Crime

Detroit Will Spend Millions to Expand its Surveillance Program. Is it worth it?


March 18, 2019, 2:10 PM by  Violet Ikonomova

A plan to dramatically expand Detroit’s real-time surveillance camera network using millions in public money is reigniting privacy concerns and questions of whether the cameras have helped reduce crime like the city says.

The plan unveiled by Detroit Mayor Mike Duggan during this month's State of the City would link 500 traffic cameras to the Project Green Light system — a major ramp up for the 3-year-old program, which just saw its 500th private business sign up. It also involves a significant infusion of public money for a program whose costs have primarily been shouldered by private businesses.

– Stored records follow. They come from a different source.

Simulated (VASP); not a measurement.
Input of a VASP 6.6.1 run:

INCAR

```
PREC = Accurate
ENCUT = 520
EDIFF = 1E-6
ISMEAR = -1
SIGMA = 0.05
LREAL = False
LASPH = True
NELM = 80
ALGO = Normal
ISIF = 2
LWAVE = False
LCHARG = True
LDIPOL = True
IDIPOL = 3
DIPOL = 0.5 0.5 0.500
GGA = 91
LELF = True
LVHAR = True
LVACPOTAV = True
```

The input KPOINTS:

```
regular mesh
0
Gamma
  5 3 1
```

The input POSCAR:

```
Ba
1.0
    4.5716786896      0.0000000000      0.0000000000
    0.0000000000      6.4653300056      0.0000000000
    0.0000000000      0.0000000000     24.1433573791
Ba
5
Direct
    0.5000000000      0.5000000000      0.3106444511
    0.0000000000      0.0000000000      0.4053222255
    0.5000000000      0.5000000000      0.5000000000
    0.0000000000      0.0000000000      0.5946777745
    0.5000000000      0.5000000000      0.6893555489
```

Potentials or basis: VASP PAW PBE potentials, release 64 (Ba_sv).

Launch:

The city will spend $3 million in bonds to set up the first round of roadside cameras and two additional mini Real Time Crime Centers — locations where surveillance footage is streamed. An additional $9 million in federal and state transportation funds will go toward putting 400 cameras with streaming capabilities at intersections throughout the city. The cameras are designed mainly to monitor traffic trends, but police will be able to access the footage when it's deemed valuable for solving crimes.

For Duggan, it’s a cheap way to expand a program he credits with reducing crime and helping Detroit police catch suspects.

“If you're engaged in a shooting, you’re engaged in a carjacking, we’re going to track you … we will get shots of the perps as they go passed and we’ll be able to chase them down," he said during his State of the City. "We’re going to make people make different decisions of what they’re gonna do.”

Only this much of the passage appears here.